The political difficulties of working third-market cooperation with China should not hide the fact that European companies are involved as subcontractors in several Chinese infrastructure projects, providing niche technologies outside any policy framework. Alstom has contracts with Sinohydro to provide turbine generators to plants built on the Nile River in Uganda and also in Nigeria. Each contract is worth approximately 50 million Euros. This results in an international expansion of the activities carried by Alstom Hydro China on China’s domestic market. A similar pattern is followed by German companies. Siemens is involved in BRI projects in third countries, such as in Pakistan or Indonesia. Some sources mention a 3 billion EUR turnover from BRI projects since 2017.
Many companies use the political agenda to conclude their own MoUs with Chinese partners. On the list of 52 "third-market" projects agreed between China and Japan in October 2018, 21 are MoUs between companies. During Xi Jinping’s state visit to France last March, FIVES and China National Building Materials Group established a cooperation framework for energy savings in infrastructure projects in developing countries. Schneider Electric signed an MoU for the modernization of the factories of China’s Power Construction Corporation (PCC) in China and abroad, a deal valued at 6 billion EUR that covers digitalizing energy management, automation, and integrating the IoT into industrial processes. But MoUs are only broad cooperation frameworks, and each deal still needs to be negotiated on commercial terms.

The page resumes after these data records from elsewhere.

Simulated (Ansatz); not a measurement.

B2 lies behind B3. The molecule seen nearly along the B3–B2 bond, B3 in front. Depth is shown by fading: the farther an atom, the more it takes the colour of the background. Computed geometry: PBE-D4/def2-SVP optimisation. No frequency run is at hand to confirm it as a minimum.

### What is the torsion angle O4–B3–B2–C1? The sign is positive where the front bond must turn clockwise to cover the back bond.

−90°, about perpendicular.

When European companies are willing to become the subcontractor that brings technology, third-market cooperation can rely on market forces and does not need political support. This limited market-driven involvement of European businesses in Chinese infrastructure projects is more in line with China’s terms of cooperation as defined by the State Council than with Europe’s ambitious goals to promote standards and norms. Projects supported and endorsed politically by the two sides also exist, but not as strategic initiatives spearheaded by political authorities. Rather, they reflect a rare convergence of companies’ market interests and states’ priorities.